Seosomun Main Branch 1st floor Exhibition Hall
Seosomun Main Branch 2nd floor Exhibition Hall
Seosomun Main Branch 3rd floor Exhibition Hall
2020.04.16~2020.06.14
Free
New Media, Photography, Installation, Sculpture, Korean painting, Painting, Drawing&Print
Ayoung Kim, Bokyung Jun, Choi Hae ri, Choi, Sung Rok, Daum Kim, Eun Chun, Haegue Yang, Ham, Kyung Ah, Ham, Yang Ah, Hong Namkee, Hyewon Kwon, Hyuk Jun Yi, Jaye Rhee, Jeon Joonho, Ji Hye Yeom, Jiin You(JU JU U), Kang, Soyoung liilliil, Kim Dongkyu, Kim Jipyeong, Kim Ju Hyun, Kim Ki Ra X Hyungkyu Kim, Koh San Keum, Lee Changhoon, Lee Wonho, Listen to the city, Mioon, Mixrice, Moojin Brothers, Moon Kyungwon∙Jeon Joonho, Oksun Kim, Park Eunsun, PARK Yong-seok, Park, Jung Hyuk, Part-time Suite, Rohwajeong, Sejin Kim, Seungean Cha, Shin Mee-kyoung, Shin, Kiwoun, Siren eun young Jung, Sojung Jun, Sora Kim, Suki Seokyeong Kang, Sungyeon PARK, Tae-Bum Ha, Yang, Youn Hwa, Yeesookyung, Yoon, Jin-me, Yun Ai Young
131
SeMA, Seoul Museum of Art / In Association with Neutinamu Library
Han Hee Jean 02-2124-8940
Collecting for All is an exhibition of works by everyone. The museum collection is a public asset that’s protected by the museum and conserved in the museum storage most of the time, but it should actually be something that’s accessed and enjoyed by the public more often. This exhibition has been organized to provide a friendly everyday environment through which to take closer steps to the museum collection that reflects our very own lives.

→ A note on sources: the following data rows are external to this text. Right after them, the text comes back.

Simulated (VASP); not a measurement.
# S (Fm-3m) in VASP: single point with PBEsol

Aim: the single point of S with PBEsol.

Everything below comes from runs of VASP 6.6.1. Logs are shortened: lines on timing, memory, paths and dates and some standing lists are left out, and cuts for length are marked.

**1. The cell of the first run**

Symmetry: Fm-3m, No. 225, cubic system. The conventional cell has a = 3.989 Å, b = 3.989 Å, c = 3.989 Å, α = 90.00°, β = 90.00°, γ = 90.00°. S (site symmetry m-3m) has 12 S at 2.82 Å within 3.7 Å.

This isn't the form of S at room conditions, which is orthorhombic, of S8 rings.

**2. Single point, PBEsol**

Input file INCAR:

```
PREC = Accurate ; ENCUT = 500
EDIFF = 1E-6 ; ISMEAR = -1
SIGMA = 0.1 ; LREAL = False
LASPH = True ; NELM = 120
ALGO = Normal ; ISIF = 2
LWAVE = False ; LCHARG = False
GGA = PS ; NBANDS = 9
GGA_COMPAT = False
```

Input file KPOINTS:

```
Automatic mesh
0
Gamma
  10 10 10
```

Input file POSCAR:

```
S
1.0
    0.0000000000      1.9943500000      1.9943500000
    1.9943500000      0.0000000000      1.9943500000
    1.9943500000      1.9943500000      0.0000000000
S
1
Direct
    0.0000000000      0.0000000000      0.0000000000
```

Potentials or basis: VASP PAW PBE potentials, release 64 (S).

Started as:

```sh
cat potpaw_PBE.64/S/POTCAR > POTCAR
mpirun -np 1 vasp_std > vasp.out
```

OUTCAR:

Amongst 5,173 works in the SeMA collection, 86 works that cast a realistic reflection on our society and environment were selected, along with 45 works of the artists from the collection that deepen the meaning of the project, making up a total of 131 works presented in the exhibition.
This exhibition is presented in 6 galleries at Seoul Museum of Art, Seosomun main building. ‘Collective Lab’ presents works by collectives of two or more members, while ‘Reference Room’ consists of collections of works by female artists who explore the diverse art or histories of all times and places. A collection of various books selected from works that convey nature, is available on the view in ‘Green Library’, while new-media collections in set schedule can be experienced in the comfortable space of the ‘Media Theater’. Finally, the ‘Performance Stage’ presents a performance piece, and a fantastic work flickering with lights is featured in the ‘Crystal Gallery’. The visitors are invited to visit the spaces in the order of their preference.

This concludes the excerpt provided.